This book has spiritual finesse with all the predictable leads that come from synthesis and perfection, and while I may not exactly run to pick up book 2 and book 3, I am certain of a linguistic feast and emotional retreat from the ordinary.  Moreover, Murakami's characters visit me in my sleep and waking hours: because a Murakami character has no character greater than that, ie., he/she is a Murakami.



Monday, December 19, 2011

Travelling for a bookshop, reading for a destination



I travel towards books, and if I could, I would travel for a living, towards books. This December, to get away from all the distraction offered by myriad festivities, I set about scouting book couture, in the heart of the  Scottish highlands. 

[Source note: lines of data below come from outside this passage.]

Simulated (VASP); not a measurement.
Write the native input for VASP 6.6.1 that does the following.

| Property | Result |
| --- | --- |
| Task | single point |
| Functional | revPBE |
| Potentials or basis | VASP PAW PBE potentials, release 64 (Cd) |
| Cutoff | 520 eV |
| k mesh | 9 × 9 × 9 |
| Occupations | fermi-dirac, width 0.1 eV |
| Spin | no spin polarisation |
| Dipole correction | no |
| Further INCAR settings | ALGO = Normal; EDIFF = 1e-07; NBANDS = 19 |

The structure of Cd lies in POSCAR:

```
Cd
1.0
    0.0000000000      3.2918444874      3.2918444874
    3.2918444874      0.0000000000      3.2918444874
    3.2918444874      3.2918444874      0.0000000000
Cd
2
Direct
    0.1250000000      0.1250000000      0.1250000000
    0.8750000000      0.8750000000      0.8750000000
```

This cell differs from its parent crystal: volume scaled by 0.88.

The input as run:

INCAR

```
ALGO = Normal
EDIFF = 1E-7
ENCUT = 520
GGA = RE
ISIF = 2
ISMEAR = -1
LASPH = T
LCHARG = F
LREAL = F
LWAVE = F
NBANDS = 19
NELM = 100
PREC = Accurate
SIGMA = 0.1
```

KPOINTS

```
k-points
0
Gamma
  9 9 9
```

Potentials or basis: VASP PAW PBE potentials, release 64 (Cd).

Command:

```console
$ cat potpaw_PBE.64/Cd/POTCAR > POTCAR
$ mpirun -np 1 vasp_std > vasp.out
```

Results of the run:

I visited Aberfeldy in Highland Perthshire last week, to stop at UK's independent bookshop of the year The Watermill. Home to three stories of books including a contemporary art studio at the top and cafe in the basement with a fireplace, the Watermill sees a daily quick turnover of travellers, readers and backpackers. Every floor churned my travelling juices. The by equal parts messily stacked and equal parts artsy decor with books overflowing from tables was attractive, when not a grim reminder of the price of estate. The ambiance was that of a gift shop's, with everyone, Christmas shopping here. There were no discounts, but more variety in books than you could imagine in all of the Scottish Highlands here. Move over Scotch and chocolate, the average European wants a warm happy read at the end of a festive supper.  
Gift Books Signature Jamie Oliver!
International titles



Tintin mania and an iron chest

Books are the gateway to a city's culture, economy, and industry. They drive a city. Bookstores in the UK I have visited so far have been mostly chains, high street retailers and the odd independent bookstore. The Watermill by far is the most picturesque and self contained store, with a gleefully sustainable turnaround of footfalls including roadside travellers, youngsters and seniors alike (although I did not notice any children and an entirely empty children's book room), book club members, working men and artistes. A large section of the bookshop's lists are devoted to travel books and unique indigenous travel books, guides and anthologies that are exciting and heartening to who wear their map on the sleeve. Titles that caught my eye separate from the Lonely Planet, Rough Guides or other commercially popular series, were travel accounts like: At the Loch of Green Corrie (Quercus), How to Climb Mont Blanc in a Skirt (One World), Map Addict (Collins) among several others. Uncluttered by festive decor, yet retaining the spirit of all season charm, this inspiring venue has been awarded 4 star badge by the Scottish Tourism Board for the Year 2011.   Run by a couple from London Kevin and Jayne Mayanje, who after sending off their children to university were hillwalking in Aberfeldy Perthshire when they stumbled upon the Grade 1 listed oatmeal mill spread over 4500 square feet, built in 1825 and were attracted by the business proposition. While the stone exteriors of the building were intact, over £330,000 worth restorations were made inside the building to make it what it is today-- a thriving functional business, where lights are run on the live functioning watermill. The couple also runs the Homer homes and Gardens,  'vintage decor' shop in Edinburgh. Some of their vintage collection items are on display and for sale in The Watermill too. For instance the Tokyo based, Mahayuna series of lights including the one (pictured below) called the Goben now priced at about £369. A complete must-visit for traveling art fans, serious tourists and bibliophiles. 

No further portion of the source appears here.